You also seem to attribute this alleged group of support as the reason Trump won.
No, I really didn't. You invented that wholesale. I get it, you've probably had plenty of bad faith discussions on this, but you could at least wait more than a post before looking for the absolute worst reading of whatever I say. You seem to be working under the idea that I'm trying to make some grand claim about the fate of the election or whatever, and I'm really not, not every post is trying to solve the world's problems. I didn't talk about the people that voted for Bernie because of his policies and then turned around and voted democrat after because they weren't what I was talking about.
It was a factor, yes, I don't know how you could possibly have missed the people who said they'd write-in Bernie's name and such, and the surge in votes for third parties... All of that's established. Now the third party votes can partly be attributed to how Clinton's campaign went and a myriad of issues, so the degree to which the Bernie-obsessives affected the result is definitely up for debate, and it likely has been overplayed, but denying it happened is unjustifiable. Whether or not they swayed the election is impossible to say, it is after all always the worst parts of a movement that are the most vocal, so the vitriol and noise they kicked up wouldn't be proportional to their effect, but they certainly existed.
If you want 'beliefs that I am willing to share,' stick to what I actually said.
1. To claim that all, or even 99%, of any politician's supporters do so strictly for policy is to have an unreasonably optimistic view of the world.
2. The democratic system in the US is rigged to favor those that win a popularity contest more than a political contest, charisma and some degree of identity are required to have a hope to get anywhere. You can have policies that somehow everyone agrees with but if you drone them in a monotone you're going to lose to someone who becomes a meme.

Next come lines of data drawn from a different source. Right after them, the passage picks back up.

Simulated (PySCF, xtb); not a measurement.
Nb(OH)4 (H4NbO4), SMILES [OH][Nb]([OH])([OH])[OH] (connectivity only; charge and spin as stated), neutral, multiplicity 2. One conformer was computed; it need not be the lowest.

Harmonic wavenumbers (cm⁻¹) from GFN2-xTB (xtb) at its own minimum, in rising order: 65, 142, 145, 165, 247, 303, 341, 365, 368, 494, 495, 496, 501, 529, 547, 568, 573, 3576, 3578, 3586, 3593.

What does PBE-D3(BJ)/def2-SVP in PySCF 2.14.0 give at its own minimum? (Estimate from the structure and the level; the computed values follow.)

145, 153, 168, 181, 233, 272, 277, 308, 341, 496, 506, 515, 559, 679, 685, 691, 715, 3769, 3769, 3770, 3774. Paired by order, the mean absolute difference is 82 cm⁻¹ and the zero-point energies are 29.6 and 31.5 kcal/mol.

3. Biden is an ass. Trump is worse. The US has a two-party system so realistically they are the only choices.
4. People that become attached to a person rather than policies make decisions based on personal attachment and not what the country needs. If someone beat your fave to the ticket, you're going to be biased against them, and if you're in a position where you take their victory personally, you're going to be less likely to vote for them.